Republicans in Arizona, Georgia and other states have kicked around the idea of allowing state legislatures to send an alternate slate of electors to Congress in the event of an outcome that doesn’t match their desired result.

A secretary of state that balks at his or her state’s election results could fuel such an attempt, a scenario that worries Hobbs, the Arizona secretary of state, given that “there’s nothing legally or constitutionally that prevents that from happening, from a legislature outright overturning the will of the voters.”

“There’s every reason to be worried,” Nyhan said. “What we saw in 2020 suggests that Trump or another candidate may be looking for a pretext to try to overturn an Electoral College loss. A secretary of state refusing to stand behind the results of their state’s elections could be exactly that.”

Arizona state Rep. Mark Finchem, who is seeking the GOP nomination for secretary of state in 2022, was in Washington during the Capitol insurrection and has continued to question the results of the 2020 election throughout this year.
Arizona state Rep. Mark Finchem, who is seeking the GOP nomination for secretary of state in 2022, was in Washington during the Capitol insurrection and has continued to question the results of the 2020 election throughout this year.

Rachel Mummey via Reuters

Stewart is slightly more sanguine, at least when it comes to a secretary of state’s ability to actually overturn the results of an election. The position isn’t all-powerful, and he noted that federal courts have tossed out virtually every lawsuit Trump and his allies have filed to challenge the 2020 election. Stewart suspects that even in the most extreme cases, the courts would remain a bulwark against an actual attempt to alter the outcome of an election.

Still, Stewart worries that a secretary of state attempting to go along with such a ploy would further undermine confidence in the election in a way that could generate “a constitutional crisis” or an even worse version of the Jan. 6 insurrection.

“I think that there are serious limits on their ability to illegitimately overturn the results of the election,” he said. “But there are things that could happen in popular politics, because these people are in positions of leadership and authority, that could put people’s lives in danger. That could basically continue to sow doubt about the legitimacy of the national government, and really ossify that view within a core of the Republican Party that already believes that the nation is being stolen from them.”

“There are currents in American popular opinion that are very, very dangerous,” Stewart continued. “And I think that having people like this in power makes it even more dangerous.”

Are Democrats Doing Enough?

Nationally, Democrats have struggled to formulate a response to Trump and the GOP’s attempts to curb voting rights and undermine the nation’s democracy. And their inability to push major voting rights and electoral reform bills through the Senate has left activists, organizers and many state lawmakers concerned that party leaders don’t realize the urgency of the moment, or aren’t willing to meet it.

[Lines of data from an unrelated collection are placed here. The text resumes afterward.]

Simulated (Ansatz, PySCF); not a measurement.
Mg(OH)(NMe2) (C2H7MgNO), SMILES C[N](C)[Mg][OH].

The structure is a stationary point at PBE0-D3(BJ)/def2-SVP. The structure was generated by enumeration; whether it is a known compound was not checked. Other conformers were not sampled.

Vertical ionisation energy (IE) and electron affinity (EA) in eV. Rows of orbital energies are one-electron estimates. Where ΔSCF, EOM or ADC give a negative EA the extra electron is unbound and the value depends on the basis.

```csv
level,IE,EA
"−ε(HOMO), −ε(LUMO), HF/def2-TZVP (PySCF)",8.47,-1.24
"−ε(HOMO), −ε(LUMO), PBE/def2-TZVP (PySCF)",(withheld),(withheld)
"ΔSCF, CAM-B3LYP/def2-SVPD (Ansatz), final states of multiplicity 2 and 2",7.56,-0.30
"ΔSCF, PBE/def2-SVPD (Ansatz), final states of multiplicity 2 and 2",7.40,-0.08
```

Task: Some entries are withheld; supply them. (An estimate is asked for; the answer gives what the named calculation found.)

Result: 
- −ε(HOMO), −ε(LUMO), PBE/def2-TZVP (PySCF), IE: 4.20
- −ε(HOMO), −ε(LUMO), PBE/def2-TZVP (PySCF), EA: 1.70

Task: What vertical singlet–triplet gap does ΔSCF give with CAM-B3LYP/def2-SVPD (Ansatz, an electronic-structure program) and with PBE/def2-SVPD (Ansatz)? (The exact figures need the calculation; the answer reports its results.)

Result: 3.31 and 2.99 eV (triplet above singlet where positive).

Nguyen, like most of her fellow Democratic secretary of state candidates, does not lack that urgency. She was among the featured speakers at an August voting rights march meant to coincide with the anniversary of Martin Luther King Jr.’s March on Washington; in early October, she was among the activists who were briefly arrested outside the White House during a protest calling on Biden and Democrats to pass their federal voting bills.

The daughter of Vietnamese refugees who fled their country after her father spent three years in a Communist re-education camp in the 1970s, Nguyen’s run is inspired in part, she said, by her parents’ warnings not to ignore an apparent authoritarian threat simply because it may seem like it can’t happen here.

“My folks didn’t talk about it much,” Nguyen said. “But one thing that has resonated with me is they said, ‘All the writing was on the wall, all the signs were there, but we never thought we would lose our country.’ So when I think about the moment that we’re in currently, this is a code red for democracy. The writing is on the wall. The signs are there. And if we do not take this seriously, then we are going to lose our country.”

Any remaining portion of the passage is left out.